Broncos will face playoff rematch with Buffalo Bills in AFC divisional round
Jan 11, 2026
On a frigid, blustery Sunday last January, one prevailing thought racked Sean Payton’s mind after the Bills ran over his Broncos in Orchard Park, New York.
We have to figure out how to play this game at home.
They did, in a 14-3 run to the AFC’s No. 1 seed and home-field advantage throughout th
e playoffs. And they’ll now face that same foe this weekend that Payton wished Denver could’ve seen on their home turf.
On Saturday, the Broncos will take on the Bills and star quarterback Josh Allen in the AFC divisional round, in a rematch of last season’s 31-7 wild-card loss. Buffalo clinched the matchup against the top-seeded Broncos by knocking off the No. 3-seeded Jacksonville Jaguars 27-24 on Sunday, behind another virtuoso performance from MVP quarterback Allen: 28-of-35 passing for 273 yards and three total touchdowns.
The Broncos were set to take on the lowest-seeded AFC winner from this weekend’s wild-card matchups, and their matchup against Buffalo was sealed after the No. 7-seeded Los Angeles Chargers fell 16-3 to the Patriots on Sunday night.
Buffalo is a tough matchup, an organization desperate for a Super Bowl appearance after six straight seasons of AFC playoff exits under head coach Sean McDermott. The Broncos hung tougher with the Bills than last season’s wild-card result showed, as Denver trailed 13-7 late in the third quarter before a fourth-down touchdown grab by Tyler Johnson was upheld and flipped the game on its head.

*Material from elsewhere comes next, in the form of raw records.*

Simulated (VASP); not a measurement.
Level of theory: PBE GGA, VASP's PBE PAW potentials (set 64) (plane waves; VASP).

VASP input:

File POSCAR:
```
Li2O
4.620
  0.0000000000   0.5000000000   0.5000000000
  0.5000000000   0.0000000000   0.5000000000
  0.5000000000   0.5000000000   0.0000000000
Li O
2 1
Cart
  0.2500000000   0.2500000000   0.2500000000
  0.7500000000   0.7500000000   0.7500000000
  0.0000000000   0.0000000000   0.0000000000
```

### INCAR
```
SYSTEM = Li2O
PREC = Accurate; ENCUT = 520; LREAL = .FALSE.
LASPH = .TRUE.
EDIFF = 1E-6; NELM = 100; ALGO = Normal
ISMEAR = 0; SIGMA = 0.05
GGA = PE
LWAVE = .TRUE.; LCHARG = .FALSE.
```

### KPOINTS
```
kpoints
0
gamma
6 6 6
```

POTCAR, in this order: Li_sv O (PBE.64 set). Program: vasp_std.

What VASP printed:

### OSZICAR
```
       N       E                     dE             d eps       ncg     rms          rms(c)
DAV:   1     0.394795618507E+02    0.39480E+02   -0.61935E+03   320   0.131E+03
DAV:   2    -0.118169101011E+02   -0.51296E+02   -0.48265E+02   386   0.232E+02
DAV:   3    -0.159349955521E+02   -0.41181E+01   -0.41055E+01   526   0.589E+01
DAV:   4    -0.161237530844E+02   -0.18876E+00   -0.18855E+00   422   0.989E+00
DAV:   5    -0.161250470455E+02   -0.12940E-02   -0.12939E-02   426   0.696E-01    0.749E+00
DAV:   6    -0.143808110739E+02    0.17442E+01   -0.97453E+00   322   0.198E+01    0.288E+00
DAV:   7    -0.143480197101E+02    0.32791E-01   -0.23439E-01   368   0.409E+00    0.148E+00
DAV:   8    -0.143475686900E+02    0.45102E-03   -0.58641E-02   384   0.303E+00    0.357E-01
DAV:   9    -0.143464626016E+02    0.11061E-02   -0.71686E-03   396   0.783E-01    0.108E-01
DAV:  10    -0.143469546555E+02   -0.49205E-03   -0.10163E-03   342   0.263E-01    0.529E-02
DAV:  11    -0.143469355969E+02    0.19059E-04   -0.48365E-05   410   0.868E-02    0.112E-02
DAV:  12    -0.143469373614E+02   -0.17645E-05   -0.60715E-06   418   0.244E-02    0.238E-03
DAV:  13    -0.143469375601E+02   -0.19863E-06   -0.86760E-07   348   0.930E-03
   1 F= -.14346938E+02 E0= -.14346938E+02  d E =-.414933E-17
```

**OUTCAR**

A year later, Denver will now see Buffalo in the first playoff game the city’s hosted since January 2016, when the Broncos advanced to an eventual Super Bowl win by beating Tom Brady and the New England Patriots 20-18. Now, to reach those same heights they did a decade ago, Denver will have to solve another generational quarterback in Allen — who’s proved largely impossible to solve since ascending to an All-Pro in 2020.
Allen made mincemeat of Broncos defensive coordinator Vance Joseph’s unit in January of last year, going 20-of-26 for 272 yards and two touchdowns. Running back James Cook is a force, too, powering his way for 120 yards and a touchdown on 23 carries in that wild-card matchup.
Denver brings in a more polished version of quarterback Bo Nix, though, who now has a playoff game and a sophomore season of late-game comebacks under his belt. The Broncos opened Sunday night as 1.5-point favorites over Buffalo.
Payton and his staff can now start game-planning for a specific opponent, after Denver spent Friday and Saturday practices in general offense-on-defense work rather than try and prepare for four different potential playoff matchups. And Payton and Denver will have the benefit of rest against Buffalo, with the Bills flying to Denver on a short week for Saturday’s game.
Materially, these Broncos and Bills teams aren’t worlds different from their 2024 selves, beyond a few key pieces. But Denver now has the full benefit of Empower Field, which has reached an energy this season not felt since the days of Peyton Manning.
“Last year, it was our first taste of it going into the playoffs as a wild card team,” cornerback Pat Surtain said Friday. “But now we have home-field advantage, which is different.”